Coalescing ranges from A. Rothman on 2015-07-23 (ietf-http-wg@w3.org from July to September 2015)

From: A. Rothman <amichai2@amichais.net>
Date: Thu, 23 Jul 2015 17:56:50 +0000
To: ietf-http-wg@w3.org
Message-Id: <1197805198.1191437674171647.JavaMail.root@shefa>

Hi,

I'd like to raise an issue with the HTTP 1.1 RFCs regarding when the server can coalesce byte ranges requested by the client.

In RFC 2616, there's section that says:

"When an HTTP message includes the content of a single range (for
example, a response to a request for a single range, or to a request
for a set of ranges that overlap without any holes), ..."
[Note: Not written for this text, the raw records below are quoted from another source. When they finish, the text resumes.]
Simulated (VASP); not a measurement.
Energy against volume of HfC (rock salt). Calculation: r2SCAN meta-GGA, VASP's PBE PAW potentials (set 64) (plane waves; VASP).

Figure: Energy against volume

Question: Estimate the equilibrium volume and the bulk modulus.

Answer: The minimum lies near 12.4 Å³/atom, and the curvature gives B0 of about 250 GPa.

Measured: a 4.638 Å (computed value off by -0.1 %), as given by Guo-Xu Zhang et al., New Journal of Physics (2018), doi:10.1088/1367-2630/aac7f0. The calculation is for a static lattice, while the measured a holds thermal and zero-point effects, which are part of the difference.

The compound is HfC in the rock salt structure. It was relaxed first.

which implies that there may be other legitimate cases in which the server may choose to coalesce the ranges, and it's all good.

However, RFC 7233 says:

"When multiple ranges are requested, a server MAY coalesce any of the
ranges that overlap, or that are separated by a gap that is smaller
than the overhead of sending multiple parts, regardless of the order
in which the corresponding byte-range-spec appeared in the received
Range header field.  Since the typical overhead between parts of a
multipart/byteranges payload is around 80 bytes, depending on the
selected representation's media type and the chosen boundary
parameter length, it can be less efficient to transfer many small
disjoint parts than it is to transfer the entire selected
representation."

Notably, it changed from a "for example" to a MAY with very detailed, very specific cases. Now it sounds to me like coalescing for other reasons is off the table.

I'd like to suggest that there may be other legitimate reasons why a server would want to coalesce the ranges, even if the exact efficiency calculations described in detail above do not hold. Regardless of the reasons for doing so, I think this should be more explicitly allowed by the RFC, or at least implicitly allowed with a 'for example' disclaimer like it used to be, for the simple reason that it would always still be more efficient to return a range (even if it's a single large range) than it would be to ignore the range header and return the whole content with a 200 status, which is explicitly allowed by the spec as an alternative. Disallowing it (even if implicitly, as the current wording might suggest) would prevent such simple but efficient optimizations from being valid, thus making the detailed byte-counting optimization detailed above somewhat... silly (for lack of a better word at the moment :-) ).

This of course would not affect existing servers, or new servers that want to implement any sort of complex calculations or heuristics on byte range responses (e.g. what is mentioned in the security considerations section), nor would it affect clients in any way since they must check the returned data ranges and handle any of these types of responses anyway.

If I've misinterpreted the RFC or missed some other section relevant to this issue, I'd be happy if someone can point it out :-)

Thanks,

Amichai

Received on Thursday, 23 July 2015 19:00:21 UTC